Although Data Processing and Data Management Systems both refer to functions that take raw data and transform it into usable information, the usage of the terms is very different. Data Processing is the term generally used to describe what was done by large mainframe computers from the late 1940′s until the early 1980′s (and which continues to be done in most large organizations to a greater or lesser extent even today): large volumes of raw transaction data fed into programs that update a master file, with fixed-format reports written to paper.
The term Data Management Systems refers to an expansion of this concept, where the raw data, previously copied manually from paper to punched cards, and later into data-entry terminals, is now fed into the system from a variety of sources, including ATMs, EFT, and direct customer entry through the Internet. The master file concept has been largely displaced by database management systems, and static reporting replaced or augmented by ad-hoc reporting and direct inquiry, including downloading of data by customers. The ubiquity of the Internet and the Personal Computer have been the driving force in the transformation of Data Processing to the more global concept of Data Management Systems.
DATA PROCESSING
Data processing refers to the process of performing specific operations on a set of data or a database. A database is an organized collection of facts and information, such as records on employees, inventory, customers, and potential customers. As these examples suggest, numerous forms of data processing exist and serve diverse applications in the business setting.

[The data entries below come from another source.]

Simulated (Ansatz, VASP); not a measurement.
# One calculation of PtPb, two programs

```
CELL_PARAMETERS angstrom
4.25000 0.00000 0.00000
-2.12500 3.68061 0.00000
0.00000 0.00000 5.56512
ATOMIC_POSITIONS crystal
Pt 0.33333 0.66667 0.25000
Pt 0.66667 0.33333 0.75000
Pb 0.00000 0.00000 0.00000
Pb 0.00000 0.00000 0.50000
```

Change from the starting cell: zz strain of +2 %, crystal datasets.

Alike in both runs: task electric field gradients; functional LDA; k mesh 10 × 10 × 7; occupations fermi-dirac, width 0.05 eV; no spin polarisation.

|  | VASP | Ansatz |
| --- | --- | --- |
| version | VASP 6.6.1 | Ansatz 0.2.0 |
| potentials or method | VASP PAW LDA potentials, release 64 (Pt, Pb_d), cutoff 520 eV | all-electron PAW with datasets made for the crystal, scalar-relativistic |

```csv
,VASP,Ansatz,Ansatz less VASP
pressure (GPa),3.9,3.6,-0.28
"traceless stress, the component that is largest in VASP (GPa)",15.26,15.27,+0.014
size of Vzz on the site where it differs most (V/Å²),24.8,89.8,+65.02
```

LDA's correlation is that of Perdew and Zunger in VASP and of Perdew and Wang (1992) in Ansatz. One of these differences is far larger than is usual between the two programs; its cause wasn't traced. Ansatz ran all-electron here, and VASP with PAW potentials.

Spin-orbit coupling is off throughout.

Data processing primarily is performed on information systems, a broad concept that encompasses computer systems and related devices. At its core, an information system consists of input, processing, and output. In addition, an information system provides for feedback from output to input. The input mechanism (such as a keyboard, scanner, microphone, or camera) gathers and captures raw data and can be either manual or automated. Processing, which also can be accomplished manually or automatically, involves transforming the data into useful outputs. This can involve making comparisons, taking alternative actions, and storing data for future use. Output typically takes the form of reports and documents that are used by managers. Feedback is utilized to make necessary adjustments to the input and processing stages of the information system.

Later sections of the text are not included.